SBI & Others Slash MCLR: What It Means for You

Public sector banks in India, including the State Bank of India (SBI), Bank of Baroda (BoB), and Indian Overseas Bank (IOB), have recently reduced their marginal cost of funds-based lending rates (MCLR) by up to 35 basis points. This decision comes after the Reserve Bank of India (RBI) made a cumulative cut of 100 basis points in the repo rate to 5.5% earlier this year.

SBI, being the largest lender in the country, has adjusted its MCLR by 5 basis points, effective from August 15. The bank has revised its overnight and one-month MCLRs to 7.90% each, down from 7.95%. Most corporate loans are linked to the one-year MCLR, which has now been set at 8.75%, reduced from 8.80%. Similarly, the two-year and three-year MCLRs are now at 8.80% and 8.85%, respectively.

Bank of Baroda has made a more significant cut, lowering its one-month MCLR by 35 basis points to 7.95% from 8.30%, effective August 12. Its revised six-month MCLR stands at 8.65%, and the one-year MCLR has been adjusted to 8.80%. Additionally, the overnight and three-month MCLRs have been reduced by 15 basis points to 7.95% and 8.35%, respectively.

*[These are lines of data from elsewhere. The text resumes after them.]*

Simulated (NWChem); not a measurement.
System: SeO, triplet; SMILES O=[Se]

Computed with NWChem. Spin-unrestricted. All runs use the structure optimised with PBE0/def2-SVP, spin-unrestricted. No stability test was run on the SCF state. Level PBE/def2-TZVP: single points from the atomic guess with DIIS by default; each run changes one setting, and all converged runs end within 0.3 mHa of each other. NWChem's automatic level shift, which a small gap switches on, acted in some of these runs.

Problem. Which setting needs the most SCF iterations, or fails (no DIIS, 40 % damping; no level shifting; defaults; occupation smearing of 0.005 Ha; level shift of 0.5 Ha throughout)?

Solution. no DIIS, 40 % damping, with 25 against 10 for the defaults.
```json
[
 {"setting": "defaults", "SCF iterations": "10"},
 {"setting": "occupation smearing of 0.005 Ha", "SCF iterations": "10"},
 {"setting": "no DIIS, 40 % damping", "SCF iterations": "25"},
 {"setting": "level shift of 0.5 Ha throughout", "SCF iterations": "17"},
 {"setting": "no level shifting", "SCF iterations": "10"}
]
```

Indian Overseas Bank has also joined in on the MCLR reductions. The bank has cut its rates by 10 basis points across all tenors, with the one-year MCLR now at 8.90% and the six-month MCLR at 8.70%. The new interest rates for the one-month and three-month MCLRs stand at 8.30% and 8.45%, respectively. Bank of India has also revised its one-year MCLR by 10 basis points to 8.90%, effective from August 1.

This adjustment in MCLR rates is a direct result of the RBI's policy changes aimed at enhancing monetary policy transmission. The median one-year MCLR of scheduled commercial banks has moderated to 8.75% in July from 9.05% in February. This reduction is expected to ease borrowing costs for consumers and businesses alike, potentially stimulating economic growth.

Introduced in April 2016, MCLR is the minimum interest rate below which banks cannot lend. The RBI also introduced the external benchmark-based lending rate (EBLR) in October 2019, linking it to the repo rate. This means that any change in the repo rate is immediately reflected in loans linked to EBLR, making it crucial for borrowers to stay updated on these developments.